19 July 2017

pip and private repositories: vendoring python

At work I am working on a project to migrate a series of Python apps into the cloud. Docker is a perfect fit for some of the apps, but one problem we ran into is getting our apps to build when they have a dependency on a private repository. Using a technique called vendoring we are able to work around this problem and ensure that our dependencies are well known. Let’s look at vendoring python code.

Vendoring Python: The basic problem

When docker builds an image we have it execute pip install -r requirements.txt to have install all of our Python dependencies. Inside of our requirements.txt file we have the normal dependencies like this:

oauthlib==0.7.1 requests==2.4.3 requests-oauthlib==0.4.2

But we also have some dependencies that live in private repositories and those have entries that look like this:

-e git+https://github.com/company-name/private-python-utils.git

This line tells pip to go to github and pull down that project. The catch is that for a private repo pip has to access to an ssh key that has access. If you run pip from the command line the operating system will supply that ssh key and pip is able to install the project. When docker runs pip, it does not have access to those ssh keys. As a result, the pip install fails because it can’t see the repository. [caption id=”” align=”alignleft” width=”1024”] Source: https://flic.kr/p/52ZAMB[/caption]
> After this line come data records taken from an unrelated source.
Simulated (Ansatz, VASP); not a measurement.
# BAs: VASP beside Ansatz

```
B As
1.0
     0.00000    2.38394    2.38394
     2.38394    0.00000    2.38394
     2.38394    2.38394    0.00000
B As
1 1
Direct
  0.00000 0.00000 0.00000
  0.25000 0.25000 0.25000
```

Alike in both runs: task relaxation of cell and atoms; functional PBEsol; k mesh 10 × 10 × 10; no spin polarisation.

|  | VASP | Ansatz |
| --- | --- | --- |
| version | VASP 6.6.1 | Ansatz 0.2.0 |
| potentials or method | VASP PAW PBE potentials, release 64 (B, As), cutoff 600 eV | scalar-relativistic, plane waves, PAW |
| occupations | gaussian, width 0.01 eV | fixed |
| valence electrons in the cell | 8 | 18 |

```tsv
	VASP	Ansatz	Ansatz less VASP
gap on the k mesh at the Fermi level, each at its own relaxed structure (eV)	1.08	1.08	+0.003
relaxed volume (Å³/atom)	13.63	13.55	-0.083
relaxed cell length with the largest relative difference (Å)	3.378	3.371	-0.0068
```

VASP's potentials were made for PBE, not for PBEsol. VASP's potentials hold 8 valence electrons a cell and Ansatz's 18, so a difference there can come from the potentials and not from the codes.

Shopping local with people you trust

It might be possible to add a key to docker to allow it access, but then this becomes a management pain: every thing that tries to run docker build is going to have to be setup with that key. (Think about CI services, new developers, etc.) Instead, a better solution is to “vendor” the code. This means taking a specific snapshot of the project and putting it into your project. As in checking it into git. I first saw this technique being used by people in the Go Lang community. They were doing it as a way to guarantee they were working with a “known” piece of code. (“known” meaning that they had done a security audit on it, etc.) Let’s walk through the high level steps and then discuss the reasons and details.

Package up the dependency

In Python, there is a special file called setup.py that lives in the root directory of a project. For libraries this is a useful file to have, it describes the project and its dependencies. ( Side note: if you are going to put a project into pypi.python.org having this file is a requirement) For details about setup.py I will refer you to this excellent article. This will get you up and running with a bare-bones file which is good enough for this exercise. With that file in place, the next step is to package up your code using the command:

python setup.py sdist

That will create a directory called dist which holds a copy of your project in an install-able form. I work almost exclusively on Linux systems and by default there it seems to produce .tar.gz files.

Adding the dependency

The next step is to take that distributable file and put it into a directory in the base of your project. As a convention, most people will call this directory “vendor”. This identifies it as things that are external-yet-essential to the project. Once the distributable file is there, the next step is to commit it to add it to version control. By doing this you guarantee that your code is now working against a known version of the dependency. This is a big deal in environments where immutability and repeatable builds are valuable.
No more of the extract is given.